In this week's Deep Learning Paper Review, we look at the following paper: DialogueGCN: A Graph Convolutional Neural Network for Emotion Recognition in Conversation.
What's Exciting about this Paper
This week's paper interestingly leverages the Relational Graph Convolutional Network in the automatic ERC (emotion recognition in conversations). It solves the current works’ limitations in the conversations with multiple speakers. As shown in Fig. 1, the “Okay” from speaker 1 attends to speaker 2’s complaints. RNNs-based approach would classify this to neutral as it ignores the speaker-level dependency. This paper is exciting since it provides a new solution by treating the utterances as the directed graphs and modeling them with the relational transformation.
The Paper's Key Findings
In recent years, the Graph Neural Network has been proven efficient in modeling the dependencies between nodes in a graph. It efficiently captures temporal dependency as well as speaker dependency by defining the edge relations and relational graph transformation. Empirically, it demonstrates the superiority in recognizing the emotions in multi-party conversations with long time-frame inputs.
Our Takeaways
The key takeaway is to encode these enriched dependencies into the utterances’ representations. The proposed model DialogueGCN uses the RNNs (in the paper is bidirectional GRUs) to embed the sequential based utterances, which are then used to construct the relational graph and passed to a stack of GCN.

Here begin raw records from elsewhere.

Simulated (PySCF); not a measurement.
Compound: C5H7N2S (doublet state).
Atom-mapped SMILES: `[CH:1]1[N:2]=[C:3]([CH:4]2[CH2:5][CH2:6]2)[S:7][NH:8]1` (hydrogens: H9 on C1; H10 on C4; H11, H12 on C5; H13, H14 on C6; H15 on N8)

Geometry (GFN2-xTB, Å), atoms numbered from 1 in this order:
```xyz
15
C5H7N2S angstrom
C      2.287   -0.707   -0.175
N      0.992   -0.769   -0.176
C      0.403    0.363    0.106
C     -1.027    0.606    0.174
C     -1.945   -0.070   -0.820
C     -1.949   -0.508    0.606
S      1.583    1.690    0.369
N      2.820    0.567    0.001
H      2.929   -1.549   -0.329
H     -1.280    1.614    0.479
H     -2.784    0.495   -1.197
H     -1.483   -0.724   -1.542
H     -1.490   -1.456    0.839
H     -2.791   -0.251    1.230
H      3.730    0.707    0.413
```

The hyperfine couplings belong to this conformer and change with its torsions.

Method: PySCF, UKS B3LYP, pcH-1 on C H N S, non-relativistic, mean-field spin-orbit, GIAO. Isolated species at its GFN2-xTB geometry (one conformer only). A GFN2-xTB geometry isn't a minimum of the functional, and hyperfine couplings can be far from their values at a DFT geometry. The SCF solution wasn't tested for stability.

The relational graph consists of {Node, Edge Weights, Edge Relation}. The nodes are the utterances representations, which are connected to each other within a context window (i.e. from the past 15 utterances to the future 15 utterances). The edge weights are learnable weights in the graph transformation. Most importantly, the edge weights are defined based on (1) node’s relative position to one another (i.e. 1st utterance has a “towards past” edge relation to the 3rd utterance); (2) node’s speaker type (i.e. utterance from speaker 1 has a “speaker 1 towards speaker 2” to utterance from speaker 2).
By the relational graph transformation, the node aggregates the neighborhood information from the nodes sharing the same relations, which encodes both the speaker dependency and temporal dependency to the node features. In the end, the GCN outputs are concatenated to the RNNs encoded outputs and passed to a fully connected classifier to obtain the emotion labels.